RF PT could improve memory consumption (in general, but see attention with rel.pos.enc. as example)

Open albertz opened this issue 6 months ago • 0 comments

Download the attached zipped pickle file: dlm_traindata_debug_snapshot_002.pickle.zip (via @dorian-K) Unzip it. Drag & drop the pickle file to here: https://docs.pytorch.org/memory_viz That looks like this:

None of the functions/ops in RF are done inplace. As you can see, this can result in quite heavy memory allocations. E.g. in the attention, the scores *= self.key_dim_per_head.dimension**-0.5 will make a copy. Or the pad in _rel_pos_enc_shift allocates a big 4.5GB tensor here.
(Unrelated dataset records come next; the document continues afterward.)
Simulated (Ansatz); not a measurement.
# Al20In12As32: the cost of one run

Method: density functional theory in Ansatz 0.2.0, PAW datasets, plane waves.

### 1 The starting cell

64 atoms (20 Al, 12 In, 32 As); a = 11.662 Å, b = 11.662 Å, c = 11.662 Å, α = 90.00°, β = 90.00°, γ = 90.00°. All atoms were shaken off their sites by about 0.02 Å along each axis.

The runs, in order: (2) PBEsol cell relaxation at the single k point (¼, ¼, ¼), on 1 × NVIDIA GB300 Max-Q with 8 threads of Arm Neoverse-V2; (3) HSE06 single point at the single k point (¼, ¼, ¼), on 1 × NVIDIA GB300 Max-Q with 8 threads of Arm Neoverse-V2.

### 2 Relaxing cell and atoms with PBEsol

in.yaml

Unfortunately, I think any solution to improve this problem will be quite involved/complex. We somehow need to figure out where we can safely do inplace. Sometimes we can know this in advance (e.g. check whether grad is required, or so; still not totally trivial, will add some overhead), but often, we can not, and things like pad also need further work. Maybe sth like torch.compile (or the equivalent in JAX; or sth equivalent on RF side) could do that, but that also would be a huge effort. Frameworks like graph-based TF or JAX probably partly solve this, but not sure if they solve all of it (and if they don't, then it will also be difficult).

Jun 19 '25 09:06 albertz